Tea Party Patriots: Primary Challengers in 2012 Will Be More Frequent -- and More Successful
Speaker of the House John Boehner needs “to go” and be replaced by a “Tea Party Speaker of the House,” Tea Party Nation head Judson Phillips said in a blog post Wednesday.
Criticizing Boehner’s new debt plan that the Congressional Budget Office said Tuesday came up short in spending cuts, Phillips said Boehner (R-Ohio) “has no real interest in solving the problems this country faces. … He worships at the altar of massive spending.”
Facing an Aug. 2 deadline of a possible default unless a deal can be reached, he added: “John Boehner simply wishes to be the manager in chief of the welfare state. His vision of the GOP and the Speakership involves golfing, drinking and not rocking the boat.”
“We need a Tea Party Speaker of the House. We need a Speaker with a vision for the future,” Phillips said, urging members to call the representatives and get Boehner out.
Also on Wednesday, Tea Party Patriots co-founder Jenny Beth Martin cited a new internal poll of their members that found more than 80 percent were not satisfied with Boehner and the rest of the House Republican leadership, and nearly three-quarters would like a new Speaker of the House.
According to the Hill, Martin said, “Maybe we should see about getting a different Speaker right away.”
In an interview with the Daily Beast, Martin’s co-founder Mark Meckler called Boehner’s plan “an embarrassment” and gave his performance so far as Speaker a “D.”
“He proposes $1.4 trillion in cuts over the next 10 years. Legally, no Congress can bind a future Congress. Anything he promises about what future Congresses will do, they simply can’t make that promise. In the real world, we call that a lie.”

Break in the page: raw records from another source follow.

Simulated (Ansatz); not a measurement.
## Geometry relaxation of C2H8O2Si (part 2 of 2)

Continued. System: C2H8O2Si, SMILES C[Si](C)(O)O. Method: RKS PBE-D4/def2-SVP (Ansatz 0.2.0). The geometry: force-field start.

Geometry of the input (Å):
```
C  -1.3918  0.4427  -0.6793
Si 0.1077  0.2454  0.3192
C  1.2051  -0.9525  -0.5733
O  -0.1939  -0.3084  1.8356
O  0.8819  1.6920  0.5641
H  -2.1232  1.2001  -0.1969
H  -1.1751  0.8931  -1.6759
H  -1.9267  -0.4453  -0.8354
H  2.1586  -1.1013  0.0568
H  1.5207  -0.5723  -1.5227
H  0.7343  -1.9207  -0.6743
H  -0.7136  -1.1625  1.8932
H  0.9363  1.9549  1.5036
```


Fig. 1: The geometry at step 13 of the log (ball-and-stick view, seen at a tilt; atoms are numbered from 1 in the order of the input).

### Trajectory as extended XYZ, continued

Meckler said lawmakers, including Boehner, should steel themselves for another Tea Party uprising at the polls based on what happens this week:
I can tell you that there are certainly a lot of thoughts out in the Tea Party network across the country about primary-ing people, including freshmen who seem to be going off the rails so early. This week in Ohio, 51 local Tea Party groups wrote a letter to Boehner telling him not to cave on the debt limit. In his own state, he faces significant opposition from a vast majority of the Tea Partiers who are against what he is doing in regard to the debt limit.
“If you want to raise the debt ceiling, prove to us you can make some cuts,” Meckler said to U.S. News and World Report. “Get real. They need to act like adults.”